Man fashion ring
Jacket required: a stylish sport coat or blazer is every man's must-have - Spring fashion
THE DIFFERENCE BETWEEN looking good on the golf course and dressing the part for dinner isn't as simple as it seems. Little in menswear demands as much thought, and a stylish helping hand, as does the sport coat. Whether your budget is $200 or $3,000, jackets are carefully constructed investment pieces meant to last. When you've got it right, a good jacket can dress you up from the corner office to the clubhouse grill. Think there's nothing to it? Show up at the club in something that's too loud--or worse, a sport coat that doesn't fit--and you might end up as the locker room whipping boy until the next member-guest weekend.
Shopping for tailored clothing is not unlike buying a car, a diamond ring or a set of custom-made golf clubs--some intricacies and heavy thinking are involved, but as designer Tommy Hilfiger says, a great-fitting jacket can really carry you far. "Board meeting to beach retreat, country-club function to corporate-sales meeting ... When they say 'jacket required,' I think they mean look smart, look stylish, and most of all, look confident," Hilfiger says. Here's a primer on what to know the next time you're standing in front of a dressing-room mirror. Think of a tailor as you do a clubfitter. And remember, they're there to make sure you've got it all just right.
BLAZER OR SPORT COAT? Contrary to popular belief, they're not one and the same. The term blazer covers solid-colored jackets such as blue, black, camel or Masters green. The blazer is one of the most classic and versatile pieces of a man's wardrobe and can be worn with jeans, khakis or gray flannel trousers. It's equipped with brass buttons. Sport coats, or jackets, encompass just about everything else. If a man wants one jacket in his life, says Dan McCampbell, Saks Fifth Avenue's vice president of men's fashion merchandising, make it a blue blazer.

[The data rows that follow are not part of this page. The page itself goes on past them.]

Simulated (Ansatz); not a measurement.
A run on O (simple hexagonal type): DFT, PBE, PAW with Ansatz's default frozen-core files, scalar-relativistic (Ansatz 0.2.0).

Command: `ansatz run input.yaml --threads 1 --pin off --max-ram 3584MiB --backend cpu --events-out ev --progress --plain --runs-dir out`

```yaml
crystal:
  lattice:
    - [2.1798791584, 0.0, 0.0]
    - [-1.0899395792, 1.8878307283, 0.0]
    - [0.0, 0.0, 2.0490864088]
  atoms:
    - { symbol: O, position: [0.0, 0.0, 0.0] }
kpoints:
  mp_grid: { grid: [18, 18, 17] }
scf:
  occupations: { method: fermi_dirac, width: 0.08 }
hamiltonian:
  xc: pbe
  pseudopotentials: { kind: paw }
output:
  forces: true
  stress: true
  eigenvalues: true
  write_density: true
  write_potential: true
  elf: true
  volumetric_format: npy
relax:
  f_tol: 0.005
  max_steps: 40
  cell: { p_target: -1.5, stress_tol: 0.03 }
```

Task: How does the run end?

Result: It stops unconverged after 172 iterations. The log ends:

A GOOD FIT Few men can afford a custom-made jacket tailored to every inch of their bodies. So it's off the rack we go, and that's OK as long as you use a tailor for alterations. Though jackets are sized from a man's chest, they're built from the shoulders, and that's where a jacket should fit best. (A man's height determines whether he needs a regular, short or long jacket.) The shoulder's fit should be in proportion with your body, with generous armholes that allow you to wrap your arms around a trophy without lifting up the jacket. When buttoned, there should be enough room for a sweater or an extra five pounds.
TO THE TOUCH Fabrics to consider when buying a sport coat are winter, summer or 10 months. The latter is a jacket made from light, yet sturdy, wool in solids or classic menswear patterns suitable to wear 10 months of the year. It's a good buy if you have to wear a jacket now and then. Cashmeres and other wools lend themselves to great patterns--like glenplaid, houndstooth and checks--that are easy to layer with shirts and sweaters. Summer jackets usually are made from fine wool, which is lighter than cotton and is blended with fibers such as linen, silk or nylon.
THE LITTLE THINGS Details like lapel and collar width, pocket and button types define the latest styles. To play it safe, choose lapels with classic widths between three and four inches and with the tip of the lapel reaching about halfway between the collar and the shoulder. Pockets, too, should be kept simple. Vents, the slits on the back of the jacket, are meant for ease of movement. An "American" jacket has a single vent in the middle of the garment. The "British" has one at each hip. A ventless sport coat, that hugs the body, is called a "Continental" jacket. As for buttons: two-and three-button jackets are the norm these days.
THE FINER POINTS Why does one jacket cost $200 and another $3,000? It's the sum of the parts--better fabric, lining and buttons, a more intricate pattern and the amount of work done by hand. A designer's name adds value as well.